Nokia is supporting these tablets in so many ways and on so many levels, but that involves walking a tightrope.

If we controlled every aspect, then those wanting an open platform would be sorely disappointed.

If we had opened it wide at the beginning, we would have been depending on an ecosystem that did not yet exist.

Nokia wanted to create something as analogous to the PC market as possible and practical in a mobile device context. Yes, there is risk in that but for the brave consumer there is significant reward.

The problem is that too many of you are impatient, or want the tablet to address a narrow niche. The latter is just flat not gonna happen. That's not the market being currently pursued.

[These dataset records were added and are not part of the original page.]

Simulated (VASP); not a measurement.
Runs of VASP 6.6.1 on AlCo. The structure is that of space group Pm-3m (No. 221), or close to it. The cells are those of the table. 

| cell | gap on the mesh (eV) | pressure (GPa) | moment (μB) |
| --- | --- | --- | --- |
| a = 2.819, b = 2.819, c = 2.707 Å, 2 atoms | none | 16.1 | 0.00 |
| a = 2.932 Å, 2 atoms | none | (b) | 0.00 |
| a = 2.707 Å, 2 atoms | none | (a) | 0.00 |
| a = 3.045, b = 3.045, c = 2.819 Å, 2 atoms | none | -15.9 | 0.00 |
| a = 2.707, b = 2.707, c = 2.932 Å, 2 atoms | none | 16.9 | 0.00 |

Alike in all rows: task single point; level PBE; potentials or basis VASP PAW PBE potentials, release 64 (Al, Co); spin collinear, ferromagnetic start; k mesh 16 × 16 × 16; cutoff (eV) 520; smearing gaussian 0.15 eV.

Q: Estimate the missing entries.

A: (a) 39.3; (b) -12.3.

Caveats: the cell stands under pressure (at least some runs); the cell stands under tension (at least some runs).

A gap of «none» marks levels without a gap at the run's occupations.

Some want to compare the tablets to Apple products, but consider: Apple has at best 15% of the PC market. The remainder is an incredibly open ecosystem supporting myriad operating systems and configurations. I realize there are diehard Mac fans here, and they have their justifications for Apple's narrow approach, but I'm a committed PC guy. I build my own. I install what I want. I create my own software. I don't want Apple's contraints.

I want an open platform.

That's where we (to a significant extent) are with the tablets now. And yes, that means Nokia will provide the basics but our hope has always been to cultivate a powerful community of amazing developers. That exists now. So fault Nokia for coming up short in the hand-holding department if you will, but if I had to pick a poison, I'll take open and unexplored every day over confined and overly obvious.

It remains to be seen how many average consumers feel likewise. We won't make everyone happy. But then, I go back to that personal computer percentage: 15% nanny company handholding, 85% wonderfully mixed and open (and yes, often scary) bag. So... what has the market chosen?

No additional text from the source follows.